Tuesday, February 14, 2012

How to Stop a Tradition

This is a story about tradition. As parents know, traditions are capricious characters. Try to build a tradition and you will fail (New pajamas for Christmas? Ha.) but do something on a whim and no matter how big the pain in the rear this something turns out to be, it will become a permanent part of your life ("But we allllllways dye our own Easter eggs!").

My father's mother was a tiny little lady. She was never tall, and by the time she was a grandmother osteoporosis and years of hard work had shrunk her down to kid-height. (To this day I vividly remember Much Older Sister, on a dare, creeping up behind Grandma and picking her up off her feet with a smug "See? I can lift her." Fortunately, Grandma laughed; for a moment I was sure I was about to become the oldest sister.)

Anyway, Grandma was the original MomQueenBee. She raised four sons to productive adulthood and still pretty much ruled the hive when she died at age 98.

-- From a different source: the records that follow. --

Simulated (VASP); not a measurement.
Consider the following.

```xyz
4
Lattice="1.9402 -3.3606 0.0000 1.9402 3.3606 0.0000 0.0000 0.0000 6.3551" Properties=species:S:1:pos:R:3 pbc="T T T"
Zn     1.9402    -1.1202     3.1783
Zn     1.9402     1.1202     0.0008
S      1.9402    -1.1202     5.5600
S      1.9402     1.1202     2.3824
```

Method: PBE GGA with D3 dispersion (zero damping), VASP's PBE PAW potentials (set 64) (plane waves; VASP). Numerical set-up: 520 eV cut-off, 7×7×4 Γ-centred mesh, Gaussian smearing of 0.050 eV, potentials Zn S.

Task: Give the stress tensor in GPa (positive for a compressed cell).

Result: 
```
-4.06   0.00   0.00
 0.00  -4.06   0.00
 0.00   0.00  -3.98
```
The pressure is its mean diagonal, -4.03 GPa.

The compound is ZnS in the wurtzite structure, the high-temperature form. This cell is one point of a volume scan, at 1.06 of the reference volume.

One of her traditions was making Valentine's Day cookies for her sons. Every year on Feb. 14 my dad walk would in the door with a bag of heart-shaped sugar cookies, each topped with some kind of magical pink frosting that formed a rock-hard surface as it cooled. He doled out the cookies to us kids, and because they were never made any other time of the year, we ate them with almost sacramental reverence.

As her grandchildren got older and started leaving home, Grandma expanded her recipient list. Not only did her four sons get bags of cookies, Grandma mailed the delicacies to each of her offspring-once-removed who had left the nest.

It wasn't until half a dozen of us were out on her own that Grandma realized this had been a huge mistake. With four sons, six next-generation households, and eight more grandchildren waiting to fly their respective coops, let's see, the math would be 4 sons + six grandkids x four dozen cookies = starting Valentine's baking as soon as the Christmas lights were unplugged.

So the next year everyone received their customary bags of heart-shaped cookies with one slight change: Tucked into each bag was a recipe card wrapped in plastic. Grandma was passing her sugar cookie recipe on to us, dusting the flour off her hands, and hanging up her apron.

And that, my friends, is the way you stop a tradition, guilt-free.

I should have handed my Boys packets of dye when they were preschoolers and walked away from the eggs.

2 comments:

  1. Wow . . . you have some great advice couched in this fun story! :)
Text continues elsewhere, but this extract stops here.